Friday, September 17, 2010

Is the 'criminal' more honorable than the 'authorities'?

Is the 'criminal' more honorable than the 'authorities'?

The Albuquerque man arrested last month for shooting a sheriff's deputy is being given a day out of jail to attend his brother's funeral. Without a lot more facts I can't say whether this temporary release is a good thing or a bad thing.

I admit, there is a lot I don't know about the history behind this case, and the "authorities" will never tell the truth openly. This man was "arrested" for shooting the deputy, but the deputy he shot was involved in a SWAT raid on him at the time- for a victimless "crime" he was suspected of committing. This was obviously a self defense shooting. The deputy's gang was attempting to use force in order to effect a kidnapping of a person who was not actually initiating force, theft, or fraud at the time of the shooting. There is nothing magical about a badge that makes a person immune from consequences of coercion, no matter what The State may claim.

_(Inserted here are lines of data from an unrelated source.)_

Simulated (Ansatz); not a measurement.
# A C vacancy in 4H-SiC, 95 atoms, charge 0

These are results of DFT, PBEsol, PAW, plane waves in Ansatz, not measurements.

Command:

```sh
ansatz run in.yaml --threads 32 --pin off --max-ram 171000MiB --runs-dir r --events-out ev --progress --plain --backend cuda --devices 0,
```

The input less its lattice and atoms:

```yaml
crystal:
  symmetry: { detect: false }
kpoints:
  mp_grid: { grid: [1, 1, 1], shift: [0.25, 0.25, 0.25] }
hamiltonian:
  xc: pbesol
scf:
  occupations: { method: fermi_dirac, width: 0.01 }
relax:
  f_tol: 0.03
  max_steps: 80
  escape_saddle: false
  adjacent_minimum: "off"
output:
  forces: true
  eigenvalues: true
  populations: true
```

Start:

The State claims the man is a "suspected drug dealer", but that is not wrong in and of itself. It is an exercise in the free market. Is the man really a "danger to our community" or only to people who are attacking him? Of course those whose "jobs" involve coercion and threats to the rights and liberties of the normal individuals are whining mightily about the release. As always "officer safety" comes first in their "minds", long before any such trivial (to them) thing as the absolute right to be left alone to live your life as you see fit until you initiate force, fraud, or theft.

Should he voluntarily return to captivity after the funeral? That is a call only he can make, since any agreement he made with his kidnappers is null and void on grounds that it isn't truly consensual.